3 January 2017
Claire Cross interviewed by Thomson Reuters Regulatory Intelligence
The BIG QUESTION: Claire Cross, Of Counsel, Corker Binning
Thomson Reuters Regulatory Intelligence speaks to important figures in the compliance and financial arena to hear their thoughts and discuss wider issues related to their fields. Today we talk to Claire Cross, Of Counsel, Corker Binning, specialising in all areas of white-collar fraud. She joined Corker Binning in November 2016. Prior to this, she acted as a senior lawyer at the Financial Conduct Authority (FCA), in the criminal prosecution team.
Which part of your job gives you the most satisfaction?
There are two aspects: first, the mental stimulation from solving complex problems for my clients; secondly, the knowledge that you are helping someone, who is often at that their most vulnerable, through procedures and legal concepts that must seem incomprehensible to them.
What part of your job gives you the most frustration?
Dealing with intransigent investigators. The majority of investigators I have come across are extremely good at their job and understand what they should be doing, but there is still a small minority that seem reluctant to bring themselves up to date with what is, and what is not, acceptable behaviour.
Dealing with these individuals can be extremely frustrating, especially when there is seemingly no attempt on their behalf to understand the importance of carrying out their duties properly, fairly and in line with what the law requires. Investigators investigate; they are not judge and jury. They should not be going out of their way to make life more difficult for those under investigation just because they can.

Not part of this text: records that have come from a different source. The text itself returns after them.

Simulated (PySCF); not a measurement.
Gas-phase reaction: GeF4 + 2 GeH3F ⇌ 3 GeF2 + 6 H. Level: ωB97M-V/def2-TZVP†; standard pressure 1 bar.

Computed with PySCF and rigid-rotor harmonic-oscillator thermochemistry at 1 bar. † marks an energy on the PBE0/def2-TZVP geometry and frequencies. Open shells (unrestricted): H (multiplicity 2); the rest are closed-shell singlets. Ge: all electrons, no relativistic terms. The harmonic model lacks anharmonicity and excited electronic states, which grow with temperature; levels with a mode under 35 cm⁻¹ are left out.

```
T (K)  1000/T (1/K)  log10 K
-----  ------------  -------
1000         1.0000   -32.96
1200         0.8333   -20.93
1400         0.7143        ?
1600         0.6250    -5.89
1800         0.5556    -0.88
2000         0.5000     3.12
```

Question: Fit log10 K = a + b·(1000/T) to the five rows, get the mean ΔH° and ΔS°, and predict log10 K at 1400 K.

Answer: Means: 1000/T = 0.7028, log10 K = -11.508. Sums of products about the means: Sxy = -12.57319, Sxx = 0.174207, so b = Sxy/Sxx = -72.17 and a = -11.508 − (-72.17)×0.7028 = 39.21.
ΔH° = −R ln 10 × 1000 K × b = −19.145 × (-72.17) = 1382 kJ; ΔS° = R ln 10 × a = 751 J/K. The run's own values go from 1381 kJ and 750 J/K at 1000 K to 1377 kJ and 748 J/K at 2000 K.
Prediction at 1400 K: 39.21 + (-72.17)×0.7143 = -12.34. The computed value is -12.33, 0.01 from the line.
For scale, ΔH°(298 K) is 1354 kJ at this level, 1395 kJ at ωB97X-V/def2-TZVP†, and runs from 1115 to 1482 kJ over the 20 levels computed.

What are the most significant developments that you are concerned about, or you think the profession/industry should be concerned with?
For firms – the sustained attack by the FCA and Serious Fraud Office on legal professional privilege (LPP). Demanding that it should be waived in order to be seen as “co-operating” is leading to an erosion of LPP and is potentially denying corporate entities the right to take legal advice.
For individuals – the impact of the senior managers regime (SMR). Individuals who fall within the SMR need to be alert to their own responsibilities, and the very real possibility that their employers may not necessarily support them in the way they had envisioned, should the regulator come knocking.
What pearl of wisdom would you give to a budding compliance officer/MLRO?
Make time to understand how the business you are employed by actually works. It is essential to allow you to discharge your role and will assist you when interacting with individuals if you can demonstrate that you understand their frustrations and problems in applying your decisions to their everyday work.
What is the most amusing compliance anecdote that you have come across?
I couldn’t possibly comment! You see all types of things when you work for the regulator, but my lips are sealed.
What has been your greatest professional achievement?
Balancing my home and work life. To allow me to see daughter grow up while still leading on some of the most complex, difficult criminal and regulatory cases in the country.
What do you do to relax?
Going home to my family, putting on my pyjamas and reading a book and if that activity, or lack of it, should be accompanied by a glass of wine, so much the better.
Can you recommend a restaurant to us?
Fishworks in Marylebone. I love entering the restaurant through the fishmongers at the front and emerging into the wonderfully intimate setting behind. I’ve never had anything other than a first class meal here. It really is the best place for fish and seafood that I’ve come across.